The power rule is a fundamental concept in calculus that simplifies the differentiation of polynomial functions. When dealing with a term like \( ax^n \), the power rule states that its derivative is \( anx^{n-1} \). This rule is incredibly useful as it provides a quick way to find the derivative of terms with variables raised to a power.
For example, let's take the term \( 4x^3 \) from our original function. Here, \( a \) equals 4 and \( n \) equals 3.

• According to the power rule, bring down the exponent 3 in front of the term.
• Multiply the result, 3, by the coefficient 4 to get 12.
• Subtract one from the exponent, changing \( x^3 \) to \( x^2 \).

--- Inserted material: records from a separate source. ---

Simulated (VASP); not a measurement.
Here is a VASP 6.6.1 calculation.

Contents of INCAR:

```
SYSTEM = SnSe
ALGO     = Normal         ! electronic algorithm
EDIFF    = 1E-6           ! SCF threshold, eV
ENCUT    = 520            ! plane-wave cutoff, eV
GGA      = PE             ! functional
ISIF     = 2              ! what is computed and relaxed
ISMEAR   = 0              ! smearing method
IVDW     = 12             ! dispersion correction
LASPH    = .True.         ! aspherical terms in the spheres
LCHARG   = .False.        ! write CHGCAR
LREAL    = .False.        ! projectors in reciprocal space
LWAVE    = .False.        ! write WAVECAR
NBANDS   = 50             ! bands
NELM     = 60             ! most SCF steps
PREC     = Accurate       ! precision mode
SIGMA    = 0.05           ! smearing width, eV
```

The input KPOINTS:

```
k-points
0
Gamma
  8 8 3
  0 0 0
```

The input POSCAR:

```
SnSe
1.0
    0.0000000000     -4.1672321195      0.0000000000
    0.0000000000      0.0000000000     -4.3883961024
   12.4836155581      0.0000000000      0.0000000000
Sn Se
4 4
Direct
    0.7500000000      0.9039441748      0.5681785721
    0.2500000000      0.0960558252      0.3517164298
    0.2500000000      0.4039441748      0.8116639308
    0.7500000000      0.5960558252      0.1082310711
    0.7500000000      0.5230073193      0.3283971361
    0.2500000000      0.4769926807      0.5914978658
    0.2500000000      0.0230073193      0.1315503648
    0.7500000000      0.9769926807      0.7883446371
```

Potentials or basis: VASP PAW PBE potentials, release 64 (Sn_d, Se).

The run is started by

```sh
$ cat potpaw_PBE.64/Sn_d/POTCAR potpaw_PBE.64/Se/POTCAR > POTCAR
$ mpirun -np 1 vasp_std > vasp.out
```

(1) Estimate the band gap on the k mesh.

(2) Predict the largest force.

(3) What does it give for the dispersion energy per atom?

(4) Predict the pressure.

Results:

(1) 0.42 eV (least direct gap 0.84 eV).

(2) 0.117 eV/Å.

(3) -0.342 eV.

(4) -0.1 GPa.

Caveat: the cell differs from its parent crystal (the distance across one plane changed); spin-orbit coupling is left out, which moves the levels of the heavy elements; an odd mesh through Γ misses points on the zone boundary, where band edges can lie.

Thus, the derivative of \( 4x^3 \) becomes \( 12x^2 \). The power rule makes differentiation faster and is crucial for handling more complex expressions efficiently.

Cubic functions, like \( f(x) = 4x^3 - 7x + 1 \), are polynomial expressions where the highest degree of the variable is three. These functions generally have an \( x^3 \) term as their leading term. Understanding the shape and behavior of cubic functions can be important in calculus and graphing.
The graph of a cubic function typically:

• Has an "S" shaped curve, featuring two bends or points of inflection.
• Can extend from negative to positive infinity or vice versa.
• Might intersect the x-axis at up to three points based on its roots.

For calculus, knowing that you're working with a cubic function helps when predicting the nature of its derivative. Differentiating reduces its degree by one, turning it into a quadratic, which can tell us more about the slope and concavity of the function at various points.

Differentiating a polynomial involves breaking the function down into individual terms and applying the differentiation rules, step-by-step. Polynomials consist of multiple terms, each involving variables raised to a power. This process is simplified by applying the power rule individually to each term.
Follow these steps to differentiate a polynomial:

• Identify each term in the polynomial and the power of its variable.
• Apply the power rule to each term. If a term is constant, its derivative is simply zero.
• Combine all the differentiated terms to form the derivative of the complete function.

For the function \( f(x) = 4x^3 - 7x + 1 \), we:

• Applied the power rule to \( 4x^3 \) to get \( 12x^2 \).
• Did the same for \( -7x \), resulting in \( -7 \).
• Took the derivative of the constant 1 as zero.
• Combined them to find that \( f'(x) = 12x^2 - 7 \).

Polynomial differentiation is foundational in calculus and offers clear insight into the behavior and characteristics of functions.